Those eloquent words called to mind something Bush the Elder once said: "I will never apologize for the United States of America. I don't care what the facts are."
To paraphrase the Australian philosopher Barry Gibb: "How deep is your denial?"
In case you're thinking it's a male thing, Condoleeza Rice, US National Security (sic) Advisor for Bush the Lesser, displays just a touch less shortsightedness: "There is nothing wrong with doing something that benefits all humanity, but that is, in a sense, a second-order effect."
And for you Kerry voters out there...it's not just a Republican thing.
CBS Correspondent Leslie Stahl asked Bill Clinton's Secretary of State, Madeleine Albright, this question: "We have heard that half a million children have died. I mean, that's more children than died in Hiroshima. And-and you know, is the price worth it?"
Albright famously replied: "I think this is a very hard choice but the price-we think the price is worth it."

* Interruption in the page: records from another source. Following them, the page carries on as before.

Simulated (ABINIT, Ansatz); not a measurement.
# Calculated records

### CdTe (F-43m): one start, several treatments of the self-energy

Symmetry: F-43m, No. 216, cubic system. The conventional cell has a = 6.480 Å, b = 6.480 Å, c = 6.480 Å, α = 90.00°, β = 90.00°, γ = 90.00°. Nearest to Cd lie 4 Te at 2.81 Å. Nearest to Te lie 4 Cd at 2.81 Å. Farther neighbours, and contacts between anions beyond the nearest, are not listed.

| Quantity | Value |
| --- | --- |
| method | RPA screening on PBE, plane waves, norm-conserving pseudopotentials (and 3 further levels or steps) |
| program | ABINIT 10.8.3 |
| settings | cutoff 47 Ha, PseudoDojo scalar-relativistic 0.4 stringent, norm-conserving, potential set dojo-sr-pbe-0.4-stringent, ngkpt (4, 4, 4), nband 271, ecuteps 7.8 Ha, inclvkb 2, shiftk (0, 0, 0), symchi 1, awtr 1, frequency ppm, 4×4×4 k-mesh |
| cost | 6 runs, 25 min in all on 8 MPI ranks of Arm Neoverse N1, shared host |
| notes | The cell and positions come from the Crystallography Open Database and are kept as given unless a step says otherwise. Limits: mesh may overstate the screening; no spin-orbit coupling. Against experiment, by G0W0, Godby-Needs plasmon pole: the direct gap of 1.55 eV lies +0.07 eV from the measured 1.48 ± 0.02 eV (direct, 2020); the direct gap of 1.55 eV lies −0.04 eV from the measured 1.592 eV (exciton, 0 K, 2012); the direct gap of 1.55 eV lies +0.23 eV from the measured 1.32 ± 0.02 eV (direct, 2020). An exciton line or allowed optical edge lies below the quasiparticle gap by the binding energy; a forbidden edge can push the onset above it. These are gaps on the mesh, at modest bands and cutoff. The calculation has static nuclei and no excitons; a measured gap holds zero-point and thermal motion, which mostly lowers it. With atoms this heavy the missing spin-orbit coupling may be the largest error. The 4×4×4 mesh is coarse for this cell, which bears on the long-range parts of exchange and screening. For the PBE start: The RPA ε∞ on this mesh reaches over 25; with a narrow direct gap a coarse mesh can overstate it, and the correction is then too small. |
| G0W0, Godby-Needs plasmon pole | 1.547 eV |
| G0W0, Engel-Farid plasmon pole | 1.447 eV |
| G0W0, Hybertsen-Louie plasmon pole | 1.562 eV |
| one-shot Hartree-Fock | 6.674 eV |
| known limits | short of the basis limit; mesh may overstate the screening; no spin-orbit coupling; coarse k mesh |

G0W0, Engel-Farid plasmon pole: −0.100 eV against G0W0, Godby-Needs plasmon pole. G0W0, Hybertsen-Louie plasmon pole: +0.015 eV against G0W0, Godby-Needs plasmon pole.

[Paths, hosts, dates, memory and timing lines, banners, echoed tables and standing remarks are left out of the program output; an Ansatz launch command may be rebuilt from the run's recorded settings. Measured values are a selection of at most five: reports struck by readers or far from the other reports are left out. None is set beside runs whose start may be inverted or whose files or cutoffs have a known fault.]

For some bi-partisan myopia, there's always Dr. Kissinger, a man whose loyalties swung from LBJ to Tricky Dick to Ford, Carter, and almost Dubya (9/11 Commission): "Almost as if according to some natural law, in every century there seems to emerge a country with the power, the will, and the intellectual and moral impetus to shape the entire international system in accordance with its own values... In the twentieth century, no country has influenced international relations as decisively and at the same time ambivalently as the United States. No society has more firmly insisted on the inadmissibility of intervention in the domestic affairs of other states, or more passionately asserted that its own values were universally acceptable...No country has been more reluctant to engage itself abroad."
In this election year, I propose a lack-of-reality TV show called "Who Wants to be a War Criminal?" It'll be hosted by Madeleine Albright, the Queen of Denial and author of this classic: "The United States is good. We try to do our best everywhere."
The winner gets four years in the White House and a free DVD of "Bowling for Columbine."
Postscript: A 1996 Amnesty International report concluded: "Throughout the world, on any given day, a man, woman, or child is likely to be displaced, tortured, killed, or 'disappeared,' at the hands of governments or armed political groups. More often than not, the United States shares the blame."
Mickey Z. is the author of two upcoming books: A Gigantic Mistake: Articles and Essays for Your Intellectual Self-Defense (Prime Books) and Seven Deadly Spins: Exposing the Lies Behind War Propaganda (Common Courage Press). His most recent book is The Murdering of My Years: Artists and Activists Making Ends Meet. He can be reached at firstname.lastname@example.org.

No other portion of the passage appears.